The subprime crisis of 2007 brought the worldwide financial system to the brink of breakdown. Famous rating agencies that should have sent early warning signals failed to do so and therefore proved to be poor monitors of financial markets risks.
Because of the economic hardship a breakdown of financial markets represents it becomes of highest importance that objective measures of risk are constructed and made available to the public at large as to avoid future market breakdowns.
The objective of this website is to present the results of a model developed jointly between HEC Lausanne and the NYU Stern Volatility Institute. The NYU Stern Volatility Lab is a systemic risk measurement provider for US and global financial firms. It is based at New York University Stern School of Business under the direction of NYU Stern Professor and Nobel Laureate Robert Engle. A new European model has been built by Prof. Engle as well as Profs. Eric Jondeau and Michael Rockinger both from HEC Lausanne. The model is based on publicly available data and anybody who wishes to do so can replicate our methodology which is discussed in detail in a working paper. Stated differently, we have a completely transparent model which we update once per week. The results are what they are and if some financial institution does not like the results, we cannot change them. We are willing to adapt our methodology if corrections would be needed. Again we promote openness and discussion with the market.

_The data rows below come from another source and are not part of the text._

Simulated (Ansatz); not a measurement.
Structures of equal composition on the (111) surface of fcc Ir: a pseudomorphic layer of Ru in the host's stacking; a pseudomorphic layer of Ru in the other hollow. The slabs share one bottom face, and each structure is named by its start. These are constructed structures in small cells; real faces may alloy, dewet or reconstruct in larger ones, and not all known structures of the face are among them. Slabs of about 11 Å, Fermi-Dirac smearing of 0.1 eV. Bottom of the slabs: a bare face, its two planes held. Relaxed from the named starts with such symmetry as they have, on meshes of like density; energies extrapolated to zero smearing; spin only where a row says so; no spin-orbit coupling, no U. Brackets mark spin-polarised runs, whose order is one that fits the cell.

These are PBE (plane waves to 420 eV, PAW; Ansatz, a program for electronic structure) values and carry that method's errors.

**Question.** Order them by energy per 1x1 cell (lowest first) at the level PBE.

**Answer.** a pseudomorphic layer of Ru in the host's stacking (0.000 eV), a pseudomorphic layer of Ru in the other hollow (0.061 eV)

Disclaimer 1: The implementation of our model follows best practices, however, the model may not apply to banks with complex and opaque governance structures. It cannot be assured that the data used is correct. For these various reasons, our measures should be considered as indications. They should not be used for trading purposes.
Disclaimer 2: Financial institutions involve several categories, including banks, insurance companies, and real estate firms. Each of these categories has its own characteristics, in particular in the way financial leverage is built. For this reason, the comparison of SRISK measures across categories should be taken carefully.